He had Group Two form on the turf in Australia pre-import but Czarson has Ricky Yiu Poon-fai convinced he’s a better horse on the dirt – something the reigning champion trainer is having trouble relaying to owner Justin Li Cheng-yan.

After importing a horse that finished second in the Group Two Champagne Classic (1,200m) in Brisbane, it’s only natural for Li to expect his acquisition to continue performing on the turf but in 11 Hong Kong starts Czarson’s sole victory and three placings have all come on the all-weather surface.

“The owner doesn’t really believe me when I say he’s half a class better on the dirt than on the grass,” Yiu said. “He says ‘well, in Australia he placed in a Group Two. Why can’t he perform here on the grass?’.
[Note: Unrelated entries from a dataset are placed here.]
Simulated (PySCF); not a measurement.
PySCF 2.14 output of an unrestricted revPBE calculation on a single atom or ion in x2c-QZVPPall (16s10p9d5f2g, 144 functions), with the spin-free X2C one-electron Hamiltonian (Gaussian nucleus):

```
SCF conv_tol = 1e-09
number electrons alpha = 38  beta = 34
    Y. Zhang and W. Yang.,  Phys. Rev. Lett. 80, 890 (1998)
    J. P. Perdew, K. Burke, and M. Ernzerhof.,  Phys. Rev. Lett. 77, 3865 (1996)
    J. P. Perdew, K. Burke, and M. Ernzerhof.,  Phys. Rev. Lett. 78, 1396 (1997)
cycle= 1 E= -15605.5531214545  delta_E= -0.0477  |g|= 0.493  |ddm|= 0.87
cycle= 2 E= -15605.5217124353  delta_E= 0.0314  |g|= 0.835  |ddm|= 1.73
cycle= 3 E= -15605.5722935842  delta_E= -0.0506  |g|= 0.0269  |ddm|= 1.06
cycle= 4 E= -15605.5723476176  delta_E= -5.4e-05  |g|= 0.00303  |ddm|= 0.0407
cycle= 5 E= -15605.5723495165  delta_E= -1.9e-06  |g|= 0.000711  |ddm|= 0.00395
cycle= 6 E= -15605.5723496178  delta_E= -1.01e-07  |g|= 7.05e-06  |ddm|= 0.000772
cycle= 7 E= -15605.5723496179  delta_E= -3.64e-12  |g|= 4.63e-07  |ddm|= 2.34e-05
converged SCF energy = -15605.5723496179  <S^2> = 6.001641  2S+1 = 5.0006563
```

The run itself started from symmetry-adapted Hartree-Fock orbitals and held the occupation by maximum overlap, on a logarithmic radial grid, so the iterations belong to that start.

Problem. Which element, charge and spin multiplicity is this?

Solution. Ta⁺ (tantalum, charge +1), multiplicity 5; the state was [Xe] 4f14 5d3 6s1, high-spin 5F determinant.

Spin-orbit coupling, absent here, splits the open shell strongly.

Czarson bolts in at Sha Tin.

“That I don’t know but my first impression when I got him from [John Moore’s] stable was that he worked really well on the dirt in the mornings. I ran him first-up on the dirt and he’s kept performing on the dirt.”

Douglas Whyte’s Carroll Street ready to roll after enforced break at Conghua

The son of Stratum lines up in Saturday’s Class Two Alnwick Handicap (1,200m) on the Sha Tin all-weather track and is chasing his first victory in the grade.

After five strong showings in Class Three to start the term – including a five-and-a-quarter length demolition job – Czarson has struggled three times on the turf in Class Two to go with a close fifth on the dirt two starts back.

“I would think he’s good enough to win in Class Two – I would not be surprised if he won,” Yiu said.

Czarson tackles a field featuring the likes of the Caspar Fownes-trained Kurpany, John Size’s Red Desert and Francis Lui Kin-wai-trained pair Highland Fortune and Victoriam.

Lui was poised to take a three-pronged attack into the afternoon’s only Class Two event but Igniting was scratched on Friday morning because of lameness, leaving the ultra-consistent trainer with a clear top pick of his two runners.

“Highland Fortune is the top pick, Igniting would have been my second choice because he’s in good form but Victoriam has been a little bit disappointing this season,” Lui said.

Francis Lui’s Highland Fortune salutes at Happy Valley last season.

Highland Fortune was one of Lui’s best soldiers as he made a push for last season’s premiership, winning twice late in the term during a purple patch of form at Happy Valley that also netted two placings.

The five-year-old has been somewhat inconsistent this campaign, with his best showing from his six starts a half-length fourth two starts back at the same course and distance as Saturday’s assignment.

“He looks like he likes the dirt so hopefully he can perform like last time. Last time he was very close and I expect him to be better this time,” said Lui, who eventually had to settle for a close third in the 2019-20 title race and sits equal fourth this season.

“Victoriam has struggled with his condition. I’m not sure how he will handle the dirt but I have to run him – hopefully he can perform or otherwise he will need to drop in the ratings.”